United Way Advocacy: A Big Win for Youth Reengagement
United Way of King County advocates for you and your neighbors. From city halls to county chambers to the Olympia State House, we and our community partners are petitioning lawmakers to enact policies that will ensure a better quality of life for all residents while undoing the vestiges of systemic racism and economic inequality.
Our efforts have generated key policy, budget, and implementation wins. This is a monthly advocacy blog post that highlights those victories and explains what they mean to people like you. This month, we spotlight a state funding win for youth who are not enrolled in traditional schools but seek to continue their education in nontraditional settings.
Open Doors Youth Reengagement is an education program sponsored by the state Office of the Superintendent of Public Instruction (OSPI) for youth ages 16-21 who are not enrolled in traditional school and are not on track to graduate high school by their 21st birthday.

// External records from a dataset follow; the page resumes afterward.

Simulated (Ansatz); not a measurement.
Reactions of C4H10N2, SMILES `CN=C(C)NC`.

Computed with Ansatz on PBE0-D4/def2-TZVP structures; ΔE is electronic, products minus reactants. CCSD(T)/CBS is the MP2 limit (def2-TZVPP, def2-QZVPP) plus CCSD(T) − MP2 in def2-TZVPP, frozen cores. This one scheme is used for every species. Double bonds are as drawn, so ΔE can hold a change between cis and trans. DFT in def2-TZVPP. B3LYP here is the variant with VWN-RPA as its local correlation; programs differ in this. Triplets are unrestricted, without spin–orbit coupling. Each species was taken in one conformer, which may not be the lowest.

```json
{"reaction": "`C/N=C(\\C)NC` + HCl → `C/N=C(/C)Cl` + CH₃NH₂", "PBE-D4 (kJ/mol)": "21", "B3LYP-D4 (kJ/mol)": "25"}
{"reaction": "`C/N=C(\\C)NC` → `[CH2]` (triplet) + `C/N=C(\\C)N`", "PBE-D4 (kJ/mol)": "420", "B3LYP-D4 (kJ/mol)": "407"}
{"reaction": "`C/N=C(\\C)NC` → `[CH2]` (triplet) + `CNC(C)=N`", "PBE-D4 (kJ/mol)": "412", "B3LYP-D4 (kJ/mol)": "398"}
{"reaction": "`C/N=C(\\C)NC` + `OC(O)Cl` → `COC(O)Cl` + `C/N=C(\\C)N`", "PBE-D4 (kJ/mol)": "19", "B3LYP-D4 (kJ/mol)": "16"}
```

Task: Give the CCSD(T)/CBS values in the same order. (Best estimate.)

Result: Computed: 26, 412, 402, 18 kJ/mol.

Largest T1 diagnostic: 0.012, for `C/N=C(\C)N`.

These youth have been pushed out and do not have access to their education. Open Doors reengages these youth through programs that include community partnerships and individualized support models that help them succeed.
Usually, Open Doors Youth Reengagement programs run for 10 months to coincide with the regular academic calendar. But United Way and others have advocated for these programs to be funded for 12 months, particularly since they often enroll youth whose participation does not follow a normal academic calendar.
That includes those exiting the juvenile justice system, who often need the flexibility to engage their education when and where it works best for them.
After five years of petitioning state lawmakers to expand the program, United Way’s advocacy efforts paid off this year, when the Washington Legislature approved a two-year, $2.5 million pilot for 12 programs across the state to be selected by OSPI with a priority on programs serving youth exiting state residential institutions.
The mandate is a major step toward ensuring quality education for all in Washington state. We chatted with Joy Y. Sebe, United Way associate director of education strategies, to learn more about how the funding benefits a group of youth that she says are some of the most “invisible” in the education system.
United Way of King County: Please explain why expanding the funding from 10 months to 12 months is so important.
Joy Sebe: In my conversations with OSPI, I learned that it takes a lot of time and trust-building to enroll a young person into the re-engagement program. And then because the re-engagement programs only have had 10 months of funding, they must unenroll the young people for two months, track them down again, and then re-enroll them two months later.
United Way of King County: And how did that two-month gap affect the reengagement process?
Joy Sebe: Discontinuing the services and un-enrolling them damages the trust with the young person because you’re saying, “Sorry, I know you need help, but I can’t help you for two months.” Then you lose contact with the young person because they are not in a high school. They’ve been pushed out or they’ve dropped out. So, it’s not a pattern where they leave for summer vacation and they come back. It doesn’t work the way reengagement programs need to work.
United Way of King County: What are the other key elements of this policy?
Joy Sebe: The policy win secures basic needs funding for the staff who work in the Open Doors reengagement centers by allowing them to connect [youth to resources]. For example, if a young person needs clothes to interview for a job or assistance with basic needs, previously staff didn’t have access to funds. Now, they can tap into a limited but now existing pool of money to help. This really helps young people and their families (To learn more about United Way’s Reconnecting Youth work, click here).
United Way of King County: What was United Way’s role in securing this policy win?
Joy Sebe: United Way led the charge in partnership with our stakeholders. We have been working on this issue for five years and are so grateful to OSPI, Treehouse, Stand for Children, and Paula Sardinas of Washington Build Back Black Alliance for their advocacy and partnership. When I met with OSPI while working for United Way, I saw that it was very different from when I did so while working for Open Doors for Multicultural Families. United Way has influence and power.
We work across different sectors. For example, we also partner with OSPI to help schools distribute meals to students. We also hold power as philanthropists. When we push for policy and systems change, mainstream institutions listen and that includes OSPI.
If a young person needs clothes to interview for a job or assistance with basic needs, previously staff didn’t have access to funds. Now, they can tap into a limited but now existing pool of money to help. This really helps young people and their families.Joy Y. Sebe, United Way associate director of education strategies
United Way of King County: How does this win align with United Way’s work in education?
Joy Sebe: From where I’ve sat looking at how young people are served, this group of young people who are formerly incarcerated and pushed out of schools are some of the most invisible young people within the education system. United Way, in collaboration with all of its partners, has been able to shine a light and make these young people visible.
United Way of King County: If I am a young person who would like to take advantage of these services how do I do so?
Joy Sebe: You would need to find a program that is close to you and try to enroll in that program. Five program sites were launched in July and August, and next summer the program will expand to 12 sites.